Comment 39 for bug 1276705

Revision history for this message
Tetsuo Handa (9-launchpad-i-love-sakura-ne-jp) wrote :

That return statement is called only when wait_for_completion_killable()
returned an error. That is, the caller received SIGKILL while waiting for
kthreadd to create a kernel thread.

That matches your bisection result because commit 786235ee changed to return to
the caller when the caller received SIGKILL in order to allow the OOM killer to
kill the process waiting for kthreadd to create a kernel thread.
The changelog which I expected for that commit is shown below.

----------
[PATCH] kthread: Make kthread_create() killable.
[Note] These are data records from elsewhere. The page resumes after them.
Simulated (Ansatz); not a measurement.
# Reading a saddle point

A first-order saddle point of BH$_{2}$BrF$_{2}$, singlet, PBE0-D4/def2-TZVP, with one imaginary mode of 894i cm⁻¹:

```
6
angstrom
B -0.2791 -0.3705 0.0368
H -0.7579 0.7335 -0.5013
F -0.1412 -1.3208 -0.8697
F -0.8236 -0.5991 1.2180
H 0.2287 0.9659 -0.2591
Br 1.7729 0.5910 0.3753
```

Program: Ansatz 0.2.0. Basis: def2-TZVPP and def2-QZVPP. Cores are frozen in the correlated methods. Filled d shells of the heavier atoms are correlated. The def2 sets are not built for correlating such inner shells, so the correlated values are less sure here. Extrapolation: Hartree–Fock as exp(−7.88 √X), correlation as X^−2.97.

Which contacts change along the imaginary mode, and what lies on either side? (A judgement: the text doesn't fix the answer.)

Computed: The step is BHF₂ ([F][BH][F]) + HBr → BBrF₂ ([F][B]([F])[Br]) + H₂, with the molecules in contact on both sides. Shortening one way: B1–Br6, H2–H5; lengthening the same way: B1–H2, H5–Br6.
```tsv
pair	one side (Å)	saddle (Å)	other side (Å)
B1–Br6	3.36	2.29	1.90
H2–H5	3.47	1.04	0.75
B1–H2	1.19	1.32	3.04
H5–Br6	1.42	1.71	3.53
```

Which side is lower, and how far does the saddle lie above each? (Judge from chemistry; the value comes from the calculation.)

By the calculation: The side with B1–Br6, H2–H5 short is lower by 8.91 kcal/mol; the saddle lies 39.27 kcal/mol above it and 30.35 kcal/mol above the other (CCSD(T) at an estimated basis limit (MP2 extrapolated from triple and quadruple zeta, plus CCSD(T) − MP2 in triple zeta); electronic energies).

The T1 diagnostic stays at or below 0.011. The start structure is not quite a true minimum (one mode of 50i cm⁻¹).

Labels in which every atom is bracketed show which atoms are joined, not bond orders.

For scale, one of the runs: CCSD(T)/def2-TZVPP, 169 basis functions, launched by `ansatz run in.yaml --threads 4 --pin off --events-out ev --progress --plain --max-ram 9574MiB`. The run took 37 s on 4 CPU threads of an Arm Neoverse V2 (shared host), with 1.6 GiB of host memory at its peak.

Any user process callers of wait_for_completion() except global init process
might be chosen by the OOM killer while waiting for completion() call by some
other process which does memory allocation.

When such users are chosen by the OOM killer when they are waiting for
completion() in TASK_UNINTERRUPTIBLE, the system will be kept stressed
due to memory starvation because the OOM killer cannot kill such users.

kthread_create() is one of such users and this patch fixes the problem for
kthreadd by making kthread_create() killable.

Signed-off-by: Tetsuo Handa <email address hidden>
Cc: Oleg Nesterov <email address hidden>
Acked-by: David Rientjes <email address hidden>
Signed-off-by: Andrew Morton <email address hidden>
----------

I think there are two problems listed below.

  (a) Somebody is sending SIGKILL to the caller of kthread_create().

        Somebody is "systemd" waited for timeout?
        The caller is "PID: 9847 Comm: systemd-udevd" ?

  (b) Error handling of the caller of kthread_create() is wrong.

        mptsas_probe() calls mptsas_remove() when
        scsi_host_alloc() returned NULL due to receiving SIGKILL.

        But mptsas_remove() assumes that "ioc->sh = sh;" was already called
        with sh != NULL which means scsi_host_alloc() did not return NULL.

        scsi_host_alloc() can return NULL when kzalloc() returned NULL.
        In other words, the caller of scsi_host_alloc() must be prepared for
        scsi_host_alloc() returning NULL even if the caller did not receive
        SIGKILL while waiting for kthreadd to create a kernel thread.

Therefore, I don't think reverting commit 786235ee is appropriate because
the problem will again happen when kzalloc() in scsi_host_alloc() fails.